People v. Relkin
211 Cal. Rptr. 3d 879
Cal. Ct. App.2016Background
- Defendant Scott Relkin pleaded no contest in two separate Butte County cases for methamphetamine- and hydromorphone-related offenses and admitted prior convictions and prior prison terms.
- Case CM041966 (plea Jan 15, 2015): no contest to three counts, admissions of priors; written plea specified a 17-year maximum for that case.
- Case CM040863 (plea June 12, 2014): no contest to possession for sale, admission of a prior, with a negotiated maximum of 3 years for that case.
- At sentencing the court followed probation’s recommendation and imposed an aggregate county-jail/mandatory supervision term of 17 years 8 months (17 years for CM041966 plus a consecutive 8 months for CM040863). Defendant did not object at sentencing.

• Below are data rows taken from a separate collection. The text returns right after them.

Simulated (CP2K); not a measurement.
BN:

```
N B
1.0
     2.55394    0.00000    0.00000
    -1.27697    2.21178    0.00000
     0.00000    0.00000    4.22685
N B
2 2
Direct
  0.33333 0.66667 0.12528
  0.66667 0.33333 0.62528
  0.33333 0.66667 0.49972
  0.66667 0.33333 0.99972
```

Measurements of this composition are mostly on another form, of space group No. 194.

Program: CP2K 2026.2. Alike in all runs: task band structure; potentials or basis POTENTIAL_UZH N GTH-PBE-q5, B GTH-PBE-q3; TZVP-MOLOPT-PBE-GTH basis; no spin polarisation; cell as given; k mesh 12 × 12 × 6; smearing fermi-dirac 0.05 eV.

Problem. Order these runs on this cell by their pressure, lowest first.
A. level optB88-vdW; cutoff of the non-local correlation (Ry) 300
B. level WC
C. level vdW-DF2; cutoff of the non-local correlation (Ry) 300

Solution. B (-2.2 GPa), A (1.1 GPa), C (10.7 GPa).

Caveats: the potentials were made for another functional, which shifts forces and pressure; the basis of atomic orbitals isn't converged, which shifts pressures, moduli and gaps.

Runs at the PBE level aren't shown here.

- The court also imposed conditions of mandatory supervision (including Conditions No. 6 and 13) and a stayed consecutive term on count 2 (one-third the middle term) that the Court of Appeal later found to be unauthorized and corrected to a stayed full middle term.
Issues
| Issue | Plaintiff's Argument | Defendant's Argument | Held |
|---|---|---|---|
| Whether the 17 years 8 months aggregate sentence violated the plea bargain | People: pleas were separate; written agreements imposed a 17-year lid in CM041966 and a 3-year lid in CM040863; aggregate sentence honored bargains | Relkin: reasonably understood plea lid was 17 years total; 17y8m exceeded agreed maximum and should be enforced | Held: plea agreements were separate; defendant understood/accepted consecutive exposure; no breach — claim denied |
| Validity of Condition No. 6 (must get written permission to leave California) | People: travel restriction is reasonably related to drug-sale/transport convictions and public safety | Relkin: infringes right to interstate travel and to work; overly broad | Held: condition is sufficiently precise and reasonably related to preventing recidivism; valid |
| Validity of Condition No. 13 (must report arrests, contacts, incidents with peace officers) | People: condition reasonably requires reporting arrests/incidents and monitoring lifestyle; ordinary contacts not intended to trigger reporting | Relkin: vague/overbroad ("contacts with" too uncertain), risks chilling First Amendment activity and permits arbitrary enforcement | Held: "any contacts with" is unconstitutionally vague/overbroad as written; "any arrests" and "incidents involving" are OK; remanded to modify Condition No.13 to clarify/reporting scope |
| Whether staying a one-third-middle-term on count 2 under §654 was authorized | People: sentence reflected sentencing choices at hearing | Relkin: challenged as part of aggregate sentencing errors | Held: one-third-the-midterm cannot be applied to a stayed (§654) term; appellate court corrected judgment to impose (and stay) the full middle term on count 2 and directed amendment of the abstract of judgment |
Key Cases Cited
- Santobello v. New York, 404 U.S. 257 (1971) (remedy required when a plea bargain is breached)
- People v. Shelton, 37 Cal.4th 759 (2006) (plea agreements interpreted as contracts)
- People v. Lent, 15 Cal.3d 481 (1975) (test for validity/reasonableness of probation/parole conditions)
- In re Sheena K., 40 Cal.4th 875 (2007) (vagueness and overbreadth standards for probation conditions)
- In re White, 97 Cal.App.3d 141 (1979) (limitations on travel and the right to travel analyzed)
- People v. Cantrell, 175 Cal.App.4th 1161 (2009) (one-third-midterm rule does not apply to stayed §654 sentences)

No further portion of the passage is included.